Saturday, 4 April 2015

Weekend Special (1)- Cathay Pacific, HONG KONG



Cathay Pacific
● The delayed effect of jet fuel's price decline on profitability is unequivocally good news, with a marked improvement in cargo volumes continuing from 4Q14 into the first half of this year.

● Explanations of CX's fuel hedge accounting treatment also took centre stage, with Murray explaining the differences between the cash flow effects and the losses taken through balance sheet reserves. Were the price of Brent to stay where it is today for the balance of the year, CX would be HK$5 bn better off than it was last year.

2015 off to strong start
Given CX's hedge book and forward fuel purchases (typically six weeks' worth), the drop in jet fuel prices at the end of 2014 has only really started impacting in 1Q15. The impact was felt immediately at the associate company, Air China (CA), as it does not hedge its fuel requirements. However, since CX accounts for these contributions on a quarter lagged basis, the benefits of a strong 4Q15 at CA will only show up in CX's 1H15 numbers.
Excess capacity in the cargo industry, generally, combined with loss of modal share to sea and freight miniaturisation (especially in the IT industry), will hammer performance between end-2010 and June of last year. Since then, CX's freight loads have been their best in the past four years, rising over 5 pp YoY in February alone, with freight traffic up 24% YTD, almost twice the rate of APAC regional cargo demand growth.

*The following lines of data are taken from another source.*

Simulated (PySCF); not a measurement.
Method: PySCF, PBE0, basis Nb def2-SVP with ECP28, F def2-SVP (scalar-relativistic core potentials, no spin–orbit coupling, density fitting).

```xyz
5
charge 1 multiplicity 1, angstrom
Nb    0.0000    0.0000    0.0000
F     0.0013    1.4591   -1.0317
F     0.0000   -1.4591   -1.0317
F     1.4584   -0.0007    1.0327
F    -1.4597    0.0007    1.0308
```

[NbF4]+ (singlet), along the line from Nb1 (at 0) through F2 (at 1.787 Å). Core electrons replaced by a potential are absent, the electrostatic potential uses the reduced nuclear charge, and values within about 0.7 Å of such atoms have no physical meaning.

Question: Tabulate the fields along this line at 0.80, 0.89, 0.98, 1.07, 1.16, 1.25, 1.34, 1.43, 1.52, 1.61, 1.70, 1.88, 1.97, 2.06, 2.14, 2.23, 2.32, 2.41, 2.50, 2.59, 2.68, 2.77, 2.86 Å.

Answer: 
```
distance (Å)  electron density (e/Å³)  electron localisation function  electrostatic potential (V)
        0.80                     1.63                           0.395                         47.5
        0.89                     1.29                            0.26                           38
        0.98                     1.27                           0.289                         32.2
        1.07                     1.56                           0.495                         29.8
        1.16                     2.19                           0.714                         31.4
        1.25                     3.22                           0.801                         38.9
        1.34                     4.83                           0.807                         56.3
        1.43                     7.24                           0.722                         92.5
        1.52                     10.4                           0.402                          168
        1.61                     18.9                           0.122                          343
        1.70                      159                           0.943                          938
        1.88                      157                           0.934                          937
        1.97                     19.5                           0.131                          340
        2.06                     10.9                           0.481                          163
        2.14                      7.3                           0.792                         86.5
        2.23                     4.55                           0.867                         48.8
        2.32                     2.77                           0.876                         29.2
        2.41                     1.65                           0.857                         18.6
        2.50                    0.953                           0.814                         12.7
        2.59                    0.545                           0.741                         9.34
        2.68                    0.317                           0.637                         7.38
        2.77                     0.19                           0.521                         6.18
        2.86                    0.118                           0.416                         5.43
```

The growth of passenger revenues will likely map CX's 8%+ ASK growth this year, as jet fuel surcharges are rolled back and as it continues to develop new long haul routes, which are affected by lead in fares and longer stage lengths. February YTD, CX passenger loads are ahead by 1 pp to 84%, with demand rising 9%, due to passenger growth most obvious between HKG and North Asia (especially Japan) and the US.

CX's passenger fleet plan will see it concentrated around B773ERs, A350s, and A330 within two years, as all of its remaining A340s and B744s are retired. At the same time its freighter fleet will have completed its transition to 100% B748F. CX has no plans to change its fleet structure, given the low price of fuel and, if it were to reassess its fleet composition on this basis, it would probably only see older capacity retained in the freight division.